She said that she knows that I have needs and although I’ve been really cool through this pregnancy she wants to make sure I am taken care of. She said that she has little to no sex drive any more and to force herself to have sex would just seem fake and she knows that I would pick up on that. She’s right too. I would never force my wife to do ANYTHING! And for her to force herself would just come across as a fraud.
So here I am considering my options, my relationship guidelines and my “morals”. Is this something I want to do? Is this something I can do? If I decide to go down this path who would I want to hook up with?

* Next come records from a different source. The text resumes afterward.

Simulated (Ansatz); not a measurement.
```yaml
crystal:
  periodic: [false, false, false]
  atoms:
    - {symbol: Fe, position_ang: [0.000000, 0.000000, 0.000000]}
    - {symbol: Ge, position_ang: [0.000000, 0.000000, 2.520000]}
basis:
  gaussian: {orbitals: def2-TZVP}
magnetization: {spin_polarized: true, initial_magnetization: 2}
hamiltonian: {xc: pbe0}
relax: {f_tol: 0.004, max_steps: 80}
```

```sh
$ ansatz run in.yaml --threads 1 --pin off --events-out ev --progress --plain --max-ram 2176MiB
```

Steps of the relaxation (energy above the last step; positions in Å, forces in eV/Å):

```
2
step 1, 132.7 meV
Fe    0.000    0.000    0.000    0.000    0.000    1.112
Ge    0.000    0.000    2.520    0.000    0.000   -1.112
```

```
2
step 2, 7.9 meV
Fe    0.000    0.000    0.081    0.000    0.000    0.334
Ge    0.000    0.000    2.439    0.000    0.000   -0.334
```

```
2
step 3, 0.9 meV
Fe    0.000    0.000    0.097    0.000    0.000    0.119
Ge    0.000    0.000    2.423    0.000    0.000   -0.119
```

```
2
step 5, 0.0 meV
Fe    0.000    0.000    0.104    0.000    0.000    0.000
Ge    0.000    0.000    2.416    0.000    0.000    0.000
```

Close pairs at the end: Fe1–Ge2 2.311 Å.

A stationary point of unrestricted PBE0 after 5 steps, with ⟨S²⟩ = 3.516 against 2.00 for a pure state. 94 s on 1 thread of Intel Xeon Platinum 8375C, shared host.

Considering the local women I have slept with that I could see sleeping with again I have narrowed it down to three. Our once unicorn is one. However after a strange situation this past weekend I think she’s off my dance card for a while. Mrs. Quaker is one. I know full well that the very generous Quakers would always be up for helping me out. The issue there is Mrs. Quaker and Mrs. Cardz share a brain and most likely a libido. I can almost guarantee that Mrs. Quaker’s sex drive has followed Mrs. Cardz’ suit. (Sorry Mr. Quaker) Considering that and the fact that live quite a bit away doesn’t really lend itself to a regular possibility.
The last woman on my list of possibilities is also a close friend. Her boyfriend has been trying to set us up on a date for quite a while. They live relatively close by and I know Mrs. Cardz feels comfortable with them both. The issue is scheduling. They both work weekends and some nights while we work during the week. We MIGHT be able to pry a window open to get out maybe once or twice but that’s about it.
My last option is to find someone new an idea that makes me more then a bit uneasy. I haven’t been on a “singles” date in over 12 years. I wouldn’t even know where to start. And trying to wind a person who not only am I attracted to and Mrs. Cardz feels comfortable with but someone who can understand and respect our position sounds Damn Near impossible.
I’m not saying I’m totally invested in this idea. In fact I may still be in shock from Mrs. Cardz bringing it up. I’m just running through my options, my concerns, and the possibilities.